The assassination attempt, the fourth he has survived, added to tension across the entire Caucasus after Friday's carnage at a bombed market in neighbouring North Ossetia.

The Itar-Tass news agency said four of the President's bodyguards were injured by yesterday's bomb, planted in a sewer and timed to go off when the Chechen leader passed on his way to his residence in Grozny. Shooting broke out after the blast, which blasted a 9-foot by 16-foot crater in the road and blew out windows in surrounding buildings.

As usual, some presidential aides saw the "hand of the Russian special services" in the attack. Caucasians routinely blame the successors to the KGB for trying to destabilise their region.

However, an official spokesman, Movlem Salamov, said "bandits" were trying to prevent a search for peace between President Maskhadov and Russian politicians. The Chechen leader, frustrated by Moscow's unwillingness to grant his region independence, has said he lacks confidence in Yevgeny Primakov, the Prime Minister, and asked to see President Boris Yeltsin.

Relations between Moscow and the breakaway Muslim region are more tense now than at any time since the 1994-96 war. The Russians are furious because Chechen warlords, beyond President Maskhadov's control, are holding hostage an interior ministry general.

Islamic radicals have abducted dozens of Russian civilians and several foreigners, and beheaded four telephone engineers from Britain and New Zealand. Only with difficulty is Moscow restraining itself from launching a war over the latest kidnapping this month; masked men drove on to Grozny airport and took General Gennady Shpigun off a plane for Moscow.

The Russians are now also wondering whether militant Chechens might be behind the market bombing in the North Ossetian capital of Vladikavkaz. Another possibility is that the bomb was planted to provoke ethnic tension between the Orthodox Christian Ossetians and the Muslim Ingush, relatives of the Chechens. In the Second World War, Stalin deported the Ingush and transferred a piece of their territory to North Ossetia, a decision that still rankles.

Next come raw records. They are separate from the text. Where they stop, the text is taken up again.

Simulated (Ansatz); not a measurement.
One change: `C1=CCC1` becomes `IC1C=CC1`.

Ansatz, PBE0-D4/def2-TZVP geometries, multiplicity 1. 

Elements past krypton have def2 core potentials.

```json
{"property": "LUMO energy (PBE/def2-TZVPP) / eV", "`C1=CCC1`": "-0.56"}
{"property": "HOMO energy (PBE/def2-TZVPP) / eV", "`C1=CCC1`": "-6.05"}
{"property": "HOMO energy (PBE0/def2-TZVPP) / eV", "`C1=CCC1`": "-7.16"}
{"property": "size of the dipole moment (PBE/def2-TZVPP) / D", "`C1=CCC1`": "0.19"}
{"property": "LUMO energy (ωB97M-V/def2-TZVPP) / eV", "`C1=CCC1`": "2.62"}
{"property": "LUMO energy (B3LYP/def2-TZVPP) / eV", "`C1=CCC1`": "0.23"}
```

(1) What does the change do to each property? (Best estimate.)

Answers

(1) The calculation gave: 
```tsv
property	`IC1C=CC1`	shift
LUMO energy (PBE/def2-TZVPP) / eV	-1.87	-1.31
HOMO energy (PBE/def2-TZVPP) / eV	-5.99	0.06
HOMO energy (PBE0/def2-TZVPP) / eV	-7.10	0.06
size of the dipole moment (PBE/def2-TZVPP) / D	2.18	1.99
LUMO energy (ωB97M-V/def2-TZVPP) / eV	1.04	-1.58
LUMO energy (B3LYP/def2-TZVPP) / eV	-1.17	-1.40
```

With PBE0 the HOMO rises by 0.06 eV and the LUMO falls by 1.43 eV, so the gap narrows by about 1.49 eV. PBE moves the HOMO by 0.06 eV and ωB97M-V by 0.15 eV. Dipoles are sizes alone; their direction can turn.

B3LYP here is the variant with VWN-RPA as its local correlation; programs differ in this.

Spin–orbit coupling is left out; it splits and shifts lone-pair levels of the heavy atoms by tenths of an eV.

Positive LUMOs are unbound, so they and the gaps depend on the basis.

Yesterday was declared a day of mourning across Russia for more than 60 people who died in the market blast. Most were poor civilians who had been queuing for cheap vegetables. The Interior Minister, Sergei Stepashin, said he believed only religious fanatics could have carried out such a cruel attack.

Whatever the truth, peace has never been more fragile in the Caucasus, where those linking their future to Russia, albeit loosely, face Islamic fundamentalists wanting the region for Allah, and where the old trad- ition of blood revenge lives on.